A young Wildcats team exhibited growing pains and plenty of potential in its loss to Kansas.

There are no moral victories when it comes to Kentucky basketball. Not when you’re dealing with arguably the nation’s most storied program.

But if there was ever a time to walk away from a loss feeling encouraged, Tuesday’s loss in the Champions Classic to Kansas was that time. Did Kentucky play a perfect game? Absolutely not. Radio shows and message boards will spend the next 24 hours banging the drum about the 14-point second-half lead the Wildcats allowed to evaporate, execution on some key late-game possessions and John Calipari’s substitution patterns. But Kentucky also showed why Calipari has been outwardly optimistic about his young Wildcats team, even in the face of offseason adversity.

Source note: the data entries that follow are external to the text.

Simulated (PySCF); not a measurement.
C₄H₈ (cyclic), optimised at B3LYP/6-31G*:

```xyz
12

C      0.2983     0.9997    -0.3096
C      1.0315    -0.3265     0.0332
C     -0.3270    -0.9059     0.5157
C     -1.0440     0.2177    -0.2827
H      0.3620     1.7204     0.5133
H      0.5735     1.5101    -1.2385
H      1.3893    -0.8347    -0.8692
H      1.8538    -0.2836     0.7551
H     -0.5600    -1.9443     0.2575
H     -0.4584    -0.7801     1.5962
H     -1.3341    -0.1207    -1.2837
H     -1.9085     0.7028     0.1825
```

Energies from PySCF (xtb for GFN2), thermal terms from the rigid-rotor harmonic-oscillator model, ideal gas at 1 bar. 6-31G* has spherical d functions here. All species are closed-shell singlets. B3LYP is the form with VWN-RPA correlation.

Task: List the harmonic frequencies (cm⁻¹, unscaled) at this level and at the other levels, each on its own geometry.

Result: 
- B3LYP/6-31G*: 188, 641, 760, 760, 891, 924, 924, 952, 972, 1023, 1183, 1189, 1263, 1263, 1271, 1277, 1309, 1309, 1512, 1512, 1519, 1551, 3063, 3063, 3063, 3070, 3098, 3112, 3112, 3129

Kentucky Wildcats guard Rob Dillingham defends Kansas Jayhawks guard Dajuan Harris Jr.

Kentucky fell to Kansas 89–84 in a tight Champions Classic matchup.

For a team that as late as early June had just seven scholarship players committed for next season to give the preseason No. 1 team (one starting three seniors and a junior, no less) everything it could handle was highly impressive. To do it despite its two most highly touted freshmen, D.J. Wagner and Justin Edwards, combining to shoot 1-of-18 from the field just adds to how strong the showing was.

There were moments Tuesday when Kentucky looked like a very real national title threat. Even with Wagner struggling, its guard play was electric. Fellow freshman Rob Dillingham’s four threes in a 121-second first-half explosion is among the most dynamic performances any player has produced in this event’s history. Another freshman, Reed Sheppard, had 13 points on just five shots and was a pest defensively with four steals. Sophomore Adou Thiero helped the Wildcats hang in on the glass and also contributed 16 points. And with a depleted frontcourt due to eligibility and injury issues, Tre Mitchell played 39 of the possible 40 minutes and wasn’t buried in foul trouble. The Wildcats weathered one storm in the second half after Kansas took the lead and likely would have held on if not for a late three-point barrage from Jayhawks point guard Dajuan Harris.

But the flaws of a young team largely playing its first big game did shine through at points. Kansas was on the ropes early in the second half trailing by 14, but went on a 21–4 run over the next five and a half minutes to surge ahead. Kentucky giving its guards as much freedom as they have meant some shaky moments during runs, and the Wildcat guards got a bit wild during that Kansas stretch. There were some early shot-clock heaves and a few sloppy turnovers that started transition opportunities, and Calipari likely kept Dillingham and Sheppard on the bench for too long as Wagner and Edwards struggled through their first big game. They seemed to tense up some once Kansas made the run everyone in the arena knew they’d make.

“I think that’s when [our] age came into everything,” Thiero said. “We started looking at each other, looking around, trying to figure everything out and we should have just kept having fun the whole game.”

Kentucky got good looks in the closing minutes when Kansas took the lead again, but senior Antonio Reeves couldn’t connect on three late threes that could have tied the game or given the Wildcats the lead. And in the decisive possession of the night, Kentucky was doomed from the jump. The initial look for a corner three blew up and turned into an off-balance heave by Sheppard with eight seconds to go. Given the criticisms of Calipari’s in-game coaching chops, that last possession will likely get a lot of attention. But all told, Kentucky’s young players generally handled the moment as well as they could have been asked to.

“​​None of us are happy that we lost the game,” Calipari said. “But to come in this environment with everything that goes with this, the bells and whistles, I couldn’t ask for much more.”

The hope is that this type of game is one Kentucky wins come February and March. Building with mostly freshmen in a sport that is increasingly opting for older, proven production over young talent could never have been expected to be the right recipe to win big games on Nov. 14. When scripting a March formula, having the type of firepower to be in position to win when two projected lottery picks shoot 6% from the field would be high on the list. Its guards as a whole look ahead of schedule, Thiero has emerged as a legitimate option at the four, and the Wildcats are still waiting on multiple 7-footers to rejoin their team and add size and depth to the frontcourt.

Calipari won’t say it, but this was a Kentucky team that felt ahead of schedule Tuesday night. It’s now the coach’s job to make sure this youthful group grows rather than stagnates. If it does, this team has the potential to break the program out of its recent March rut and get them back competing for championships. That much was obvious, even in defeat.